Electing the President 2016: Time for a Change?

Author: Robert Schmuhl ’70

Editor’s note: Head of state, chief diplomat, commander-in-chief, guardian of the economy – Americans are fixing to elect another president, so we asked Notre Dame’s in-house pundit to put the moment, the issues, the candidates and the choices in context and perspective. Bob Schmuhl’s commentary on American politics and journalism frequently appears in major print and broadcast outlets in the U.S. and abroad. His exclusive commentary on the 2016 presidential election will run on magazine.nd.edu every two weeks.


While the seemingly unavoidable sound and fury of White House candidates provides daily, if not hourly, storylines for the media, larger historical forces also animate this year’s presidential campaign — and create their own drama.

It is, of course, impossible to use the past to predict the future, but electoral trends can often provide context for understanding the present. Even in an unconventional political time, a few guideposts might help orient voters to the terrain ahead during the next few months.

Illustration by Anthony Freda

By almost any measure, 2016 should be a change election rather than one of continuity.

After Dwight Eisenhower served two terms as president, from 1953 to 1961, the Republican and Democratic parties have swapped the presidency with amazing regularity. The White House has bounced back and forth eight times since Harry Truman left the Oval Office. Ronald Reagan’s two terms and George H.W. Bush’s one encompassed a dozen years of Republican control (between 1981 and 1993), the longest stretch of one party’s dominance in over six decades.

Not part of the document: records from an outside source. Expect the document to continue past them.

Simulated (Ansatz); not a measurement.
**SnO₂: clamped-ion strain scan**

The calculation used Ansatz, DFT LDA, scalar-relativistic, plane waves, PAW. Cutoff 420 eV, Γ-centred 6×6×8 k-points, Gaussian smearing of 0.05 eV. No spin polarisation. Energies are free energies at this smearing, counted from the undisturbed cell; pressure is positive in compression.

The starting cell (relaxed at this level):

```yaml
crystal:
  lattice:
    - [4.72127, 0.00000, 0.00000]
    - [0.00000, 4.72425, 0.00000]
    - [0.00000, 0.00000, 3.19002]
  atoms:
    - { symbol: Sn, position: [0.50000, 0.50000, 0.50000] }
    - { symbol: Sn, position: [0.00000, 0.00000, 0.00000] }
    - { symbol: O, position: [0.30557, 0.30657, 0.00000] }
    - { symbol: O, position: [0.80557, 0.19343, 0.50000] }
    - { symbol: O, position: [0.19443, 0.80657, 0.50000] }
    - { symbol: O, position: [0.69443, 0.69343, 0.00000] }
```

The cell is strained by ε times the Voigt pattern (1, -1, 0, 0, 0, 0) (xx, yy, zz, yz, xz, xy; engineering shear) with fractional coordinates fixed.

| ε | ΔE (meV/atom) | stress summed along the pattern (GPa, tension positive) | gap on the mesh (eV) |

Indeed, in the 16 elections during the period beginning with 1952, we’ve had eight change elections and eight for continuity. Come November that tie will be broken.

Interestingly, since the senior Bush lost to Bill Clinton in the change election of 1992, something of a presidential pattern has emerged. Three two-termers (Clinton, George W. Bush and Barack Obama) have occupied 1600 Pennsylvania Avenue — a Democrat, a Republican and a Democrat.

The only other time we’ve had three successive two-term presidents occurred as the American republic began — between 1801 and 1825, with Thomas Jefferson, James Madison and James Monroe. In that case, however, the trio represented the same political party over a full quarter-century.

The impulse for change derives from several sources, including the electoral urge to try someone from the other party in the White House. Another significant factor is the general mood of the public, especially how citizens perceive the state of the country.

If you consult every NBC News/Wall Street Journal poll or each of the CBS News/New York Times polls from Obama’s first months in office until today, you will not find a single occasion when a majority of respondents regarded America as heading in the right direction. Indeed, during this nearly eight-year funk, as few as 14 percent thought the country was going the right way — and as many as 78 percent at the same time, in October 2013, considered the United States headed on the wrong course.

Recent surveys in this category aren’t particularly rosy either. The NBC News/Wall Street Journal survey taken in late June counted 21 percent who think the country is headed in the right direction and 71 percent who say America is on the wrong track. Some 56 percent in an ABC News/Washington Post poll released June 26 supported “a new direction” for the next president. Such numbers usually spell change for the party in charge of the White House.

Ever since 1976, the American electorate has shown a strong favoritism to political figures who identify themselves as Washington outsiders. Said another way, insiders are on the outs.

Former governors (Jimmy Carter and Reagan) and sitting governors (Clinton and the younger Bush) played up their experiences far away from the nation’s capital en route to the presidency. And, as a freshman senator from Illinois, Obama also emphasized personal distance from the Potomac River to argue he was a different kind of candidate for the White House.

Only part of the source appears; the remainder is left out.